Services will be held here on Remembrance Sunday just as they will in London where veterans young and old will march passed the Cenotaph which stands in the centre of the road towards the Westminster end of Whitehall. For the first anniversary of the armistice in 1919 it was built of wood and plaster, but the memorial you see today was designed by Edward Lutyens and was created from Portland stone. The inscription reads, ‘The Glorious Dead’. It was unveiled on Armistice Day 1920, the same day the funeral of the Unknown Soldier took place in Westminster Abbey.

Unbelievable care appears to have been taken to ensure the identity and origin of the chosen soldier remained unknown. On 7 November 1920, an officer and two other ranks were sent to cemeteries in the main British battle areas on the Western Front – the Aisne, the Somme, Arras and Ypres. Their instructions were to choose a grave marked ‘Unknown British Soldier’ and exhume the body.

The disinterred bodies were driven to GHQ at St Pol-sur-Ternoise, each party having been allocated a different arrival time to ensure that they were unable to confer. The corpse were then re-examined to ensure they were British and that no means of identification could be found. They were then covered by union flats and laid in the chapel. At midnight Brigadier Wyatt and Lieutenant Colonel Gell entered the chapel and Wyatt selected one of the corpses at random. The two men then transferred the chosen remains to a pine coffin and screwed down the lid.

The following morning, chaplains of the Church of England, the Roman Catholic Church and non-conformist churches held a service and at noon the body was sent in a ‘battled-scarred ambulance’ to Boulogne.

That night a consignment of sixteen barrels of French soil from the Ypres salient was sent to London ready to be placed in the tomb, ‘so that he might lie in the earth so many gave their lives for’.

On 9 November the coffin was placed inside another made of oak from Hampton Court and wrapped in the flag that Reverend David Railton had used as an altar cloth during the War (known as the Padre’s Flag). Within the wrought iron bands of the coffin which, in deference to Lloyd George, had been sent to Caernarvon to be finished by Welsh craftsmen, was placed a 16th century crusader’s sword, sent by the King, ‘a soldier’s gift to a soldier’. An iron plate in the shape of a sixteen century shield bore the inscription ‘A British Warrior who fell in the Great War 1914-1918 for King and County’.

The ship chosen to carry the body across the channel was the destroyer HMS Verdun, sent by the Admiralty as a tribute to the French people and their armies at Verdun. On arriving at Dover the coffin was taken by train to Victoria Station where it rested overnight.
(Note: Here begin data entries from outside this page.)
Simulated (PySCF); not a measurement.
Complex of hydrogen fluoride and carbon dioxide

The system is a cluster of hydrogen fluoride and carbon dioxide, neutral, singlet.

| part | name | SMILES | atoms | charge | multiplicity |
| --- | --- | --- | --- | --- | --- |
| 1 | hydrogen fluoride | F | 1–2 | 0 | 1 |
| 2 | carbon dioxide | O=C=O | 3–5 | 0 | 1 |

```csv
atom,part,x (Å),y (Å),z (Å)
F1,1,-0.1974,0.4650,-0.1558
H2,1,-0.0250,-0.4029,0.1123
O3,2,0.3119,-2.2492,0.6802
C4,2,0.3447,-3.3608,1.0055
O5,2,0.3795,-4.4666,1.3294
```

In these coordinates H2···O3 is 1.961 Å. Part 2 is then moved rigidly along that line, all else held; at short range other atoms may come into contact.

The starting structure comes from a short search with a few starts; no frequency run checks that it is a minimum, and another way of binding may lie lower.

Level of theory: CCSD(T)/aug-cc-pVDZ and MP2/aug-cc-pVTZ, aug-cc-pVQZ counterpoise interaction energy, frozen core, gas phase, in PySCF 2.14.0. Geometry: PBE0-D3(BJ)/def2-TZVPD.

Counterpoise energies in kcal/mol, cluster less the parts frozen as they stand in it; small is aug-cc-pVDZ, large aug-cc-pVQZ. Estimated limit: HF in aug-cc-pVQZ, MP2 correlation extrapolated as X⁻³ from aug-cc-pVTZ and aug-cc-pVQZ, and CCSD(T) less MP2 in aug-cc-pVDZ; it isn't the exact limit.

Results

Early on 11 November the coffin was placed on a gun carriage, drawn by six black horses and taken first to Whitehall where the Cenotaph was unveiled by King George V, and then to Westminster Abbey. It was borne to the west end of the Nave through a guard of honour of 100 holders of the Victoria Cross, watched by invited guests chosen by ballot from the millions of bereaved families. After the service, trumpeters sounded Reveille and the Last Post; the grave was covered by the Padre’s flag and the procession of mourners began. Each person perhaps imagining ‘The Unknown Warrior’ was his or her missing son, husband or father. The grave was closed on 18 November and covered by a temporary stone. This was replaced by the present black Belgian marble stone in 1921.

The idea for such a burial came from David Railton, a chaplain stationed at the Front, who had seen a grave with a rough cross on which were pencilled the words, ‘An Unknown British Soldier’ in a back garden in Armentières. Today it stands for all those who have no other memorial.